Two months ago, I ordered a new office chair. There was nothing particularly wrong with my old office chair other than the hydraulics were just starting to fail under my exceptional weight and a small tear in the upholstery in the seat that wasn’t worth complaining about. But I spend a lot more time in my office chair lately than I ever have before, what with working from home and all, and the chair was at the least ten years old, since I had it at our house before this one. It’s possible that it’s considerably older than that; I simply don’t remember buying it.
And I’m grown, y’all, and I make grown-up money, so I decided if I was going to buy a new desk chair, and if I wanted it to last another ten years I was going to pay for the chair I wanted and not worry about it.
Enter Secret Labs. And today, this box showed up:

God, I need to dust my damn bookshelves and clean the carpet. Jesus. I swear I don’t live in filth, it just looks like it.
Anyway.
That box probably weighed fifty pounds holy shit. I thought “Nah, it couldn’t have been that much” and looked up the specs? The chair weighs eighty pounds. It’s rated for users up to 390 pounds, so I can get as fat as I want. The FedEx dude actually hiked the thing up onto one shoulder to get it to the house and then volunteered to put it inside for me (I saw him coming and opened the door, since I thought I’d have to sign for it) and holy shit am I glad he did because it would have been a damn struggle for me to get inside.
This is what I saw when I opened the box:

So, okay … don’t touch the backrest recline lever. I got you. Don’t need to be told twice. I don’t know why I’m not supposed to touch the backrest recline lever, but I’m not gonna argue with my brand-new chair.
I make fun of unboxing videos, but I should have made an unboxing video. I’ve never seen anything packaged like this. You’ve seen how hardware gets packaged in furniture before. This is the hardware in my chair:

That’s a plastic branded sleeve around custom-cut foam, and we’ll get to the screwdriver in a bit. But back to that lever I’m not supposed to touch. The very top thing in the box was the chair back, and after removing that I was greeted with this sight:

Ok, dawg, I got you. Don’t touch the backrest recline lever. I took the seat out of the box and took the plastic wrap off of it:

That lever I’m not supposed to touch is underneath this cardboard strap which is glued shut and tightly wrapped around the seat, making it impossible to actually touch the lever.
I put the casters on the legs and attached the back to the seat. This was strongly suggested to be a two-person job but I really didn’t have any trouble with it. Then I took a deep breath and very carefully took off the cardboard strap around the Lever of No Touchy-Touchy. And saw this:

It is so important that this lever not be touched that 1) the box tells you not to touch the lever; 2) the plastic wrap around the seat tells you not to touch the lever; 3) there is a cardboard strap under the plastic wrap that also protects the lever, and then the lever is secured in place by a frightening red screw.

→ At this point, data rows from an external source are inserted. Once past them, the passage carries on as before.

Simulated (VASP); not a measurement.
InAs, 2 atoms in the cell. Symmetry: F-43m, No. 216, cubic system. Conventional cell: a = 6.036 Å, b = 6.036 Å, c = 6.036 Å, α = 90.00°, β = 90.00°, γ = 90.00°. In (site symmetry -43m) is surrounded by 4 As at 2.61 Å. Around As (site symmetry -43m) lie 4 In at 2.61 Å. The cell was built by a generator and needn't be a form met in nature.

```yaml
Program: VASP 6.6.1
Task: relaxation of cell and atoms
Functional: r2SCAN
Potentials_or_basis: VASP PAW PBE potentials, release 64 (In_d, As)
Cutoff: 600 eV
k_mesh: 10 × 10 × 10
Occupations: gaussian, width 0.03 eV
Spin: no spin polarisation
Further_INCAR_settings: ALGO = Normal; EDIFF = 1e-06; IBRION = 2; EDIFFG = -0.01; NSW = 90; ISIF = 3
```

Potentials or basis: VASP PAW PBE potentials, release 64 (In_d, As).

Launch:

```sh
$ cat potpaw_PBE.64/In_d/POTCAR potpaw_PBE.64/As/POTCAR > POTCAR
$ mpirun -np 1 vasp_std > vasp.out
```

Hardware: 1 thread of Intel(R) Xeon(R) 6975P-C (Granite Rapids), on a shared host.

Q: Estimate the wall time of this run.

Back to that box of accessories. That screwdriver in there? The screwdriver that is not only custom-made and branded with the SecretLabs logo but is magnetic so that the single screw bit in there satisfyingly snaps into place when you attach it?
That screwdriver’s sole purpose is to remove the red screw.

I am hoping and praying that this thing fits standard screw bits, because if it does I’m keeping it forever.
It served its purpose:

The Lever of Doom is there so that you can recline the seat back, which I’m actually not going to do all that often. It reclines to damn near flat, which seems … maybe not advisable, given how centers of gravity work? I dunno. They seem to think it’s okay to sleep in this chair but I don’t see myself doing it that often.
You guys may remember that I used to sell furniture for a living. Furniture, as you know, is frequently made of wood, and is made, one way or another, far away from the place where we sell it, which is also kinda far from your house. So packaging of furniture is kind of a big deal, and a frequent gripe of furniture salesmen is that if these companies spent $5 more per box on packaging, they’d save thousands of dollars a year on damages. We had pieces that were packaged so poorly that I’d warn people we’d probably have to order them two or three times to get one with no damage, just because of bumps during travel. It’s not the furniture’s fault! It’s the shitty packaging.
This is the inside of the box after I took everything out. I could have drop-kicked this box down a flight of stairs and there would not have been the slightest damage to the contents.

This is not showing the several other foam blocks and sheets of foam that were scattered around my living room by this point. There was a piece of foam in there that was specifically cut to set the chair on while putting it together. It was in the instructions to do that.
Anyway, I finished putting it together:

And here it is in the office:

And a back view, just because:

Gotta love new toys.
Wow. Just wow.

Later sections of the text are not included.